New contracts are abound in the MLB this winter, complete with incentives and no, we’re not talking Paid Time Off! In light of these ostentatious incentives players are being offered, we asked how you thought the MLB could make their benefits packages less offensive to the blue collared working man that Bruce Springsteen always writes about. Sadly, only 3 of you seem annoyed enough about this situation to respond. 2 of you decided that a “No play, no pay” policy should be adopted. A player who doesn’t run out an infield hit gets benched. A benched player means he’s not playing. See policy for next step. 1 person would like to just cut through the BS. Forget the new policies. Let’s just go straight to a pay cut. We’re in an economic depression here, people! Where is the MLB getting this funding? The federal budget problems could be solved with the MLB’s excess wealth. Honestly, we’re just happy that no one voted for “I’m not really sure there’s actually a problem here. You’re just jealous.” Realistically, we ARE jealous, but it’s more of a disgusted jealous.

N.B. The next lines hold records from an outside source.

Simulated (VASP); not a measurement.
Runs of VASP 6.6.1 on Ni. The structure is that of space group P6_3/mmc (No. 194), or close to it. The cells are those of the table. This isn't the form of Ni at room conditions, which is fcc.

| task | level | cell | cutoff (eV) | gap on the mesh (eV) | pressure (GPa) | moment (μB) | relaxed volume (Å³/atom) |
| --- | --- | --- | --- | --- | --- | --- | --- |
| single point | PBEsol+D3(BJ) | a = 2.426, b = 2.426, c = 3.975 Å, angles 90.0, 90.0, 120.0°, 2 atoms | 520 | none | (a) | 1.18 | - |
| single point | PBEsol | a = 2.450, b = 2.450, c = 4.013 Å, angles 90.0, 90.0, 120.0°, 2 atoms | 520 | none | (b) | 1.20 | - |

A lot changes in a week. Last week, we talked about how Derek Jeter was still a free agent and this week he’s back to being a Yankee again (surprise, surprise). Granted, he seems to be a bit miffed at how public things got, but perhaps he should keep his agent on a tighter leash next time. ESPN.com published a few details of this contract and boy…does it have our heads spinning. For starters, the contract is for $51 million over 3 years. Okay. That’s pretty basic. Let’s throw in an $8 million player option for a 4th year. Still pretty basic. If Jeter were to decline the option for 2014, there would be a $3 million buyout. Here’s where it gets fancy. His option year could increase in value by as much as an additional $9 million based on incentives or what the Yankees are calling “points.” Like gold stars for good behavior. He’d earn $1 million for every point he scores. WAY better than just getting a gold star. He could get points for finishing in the top 6 in MVP voting, winning a Gold Glove Award, Silver Slugger Award, regular season MVP, ALCS MVP, or World Series MVP. Some of these awards are naturally worth more than 1 point, which means several million dollars. Wait…why is Jeter so angry again?
On the other side of the bridge in Flushing, the Mets have acquired 5 players through the Rule 5 Draft: DJ Carrasco, Ronny Paulino, and 3 others (whom we can only assume are Larry, Curly, and Mo) that are said to “plug the holes and fill out rosters and give the club efficiency in terms of dollar amounts.” Okaaaaaaaaaaaaaaaaaaaaaay…
A few smattering of baseball notes for this week:
On Sunday night, just before the winter meetings kicked off, Jayson Werth parted ways with the Phillies, signing a 7-year contract worth $126 million with the Nationals. This is both a good move by the Nationals and a bizarre one by the Phillies. Did you really just let your clutch man walk to the worst team in your division? So…it’s official. The Mets will be in last place this year and the Nationals have just paid a lot of money to be in third…but it’s better than last!!!
According to a source, the Red Sox snagged Carl Crawford on Wednesday for 7-years with a contract worth $142 million. MAN, Rays! You didn’t pony up for him?? You’re going to regret that choice, we assure you. Grudging kudos to Red Sox Management though. To quote an amazing commercial, “well played, Mauer.” Another source claims that the Yankees have bumped their original 6-years offer to Cliff Lee up to 7 years. SEVEN??? GOD, no pitcher (or catcher) should get 7 years! What IS it with these teams? Hasn’t anyone learned from the Giants and their Barry Zito contract yet? Cliff Lee, you better be the answer to all of our questions for 7 years…and not just the baseball ones, pal. Serena wants to know what REALLY happened to the dinosaurs and you better be able to tell her.
We’ll summarize this brief posting with the immortal words of Dean Martin. “We really can’t pay. It’s cold out there. Some players need to go away. What’s in this contract, you say? Baby, it’s cold outside.”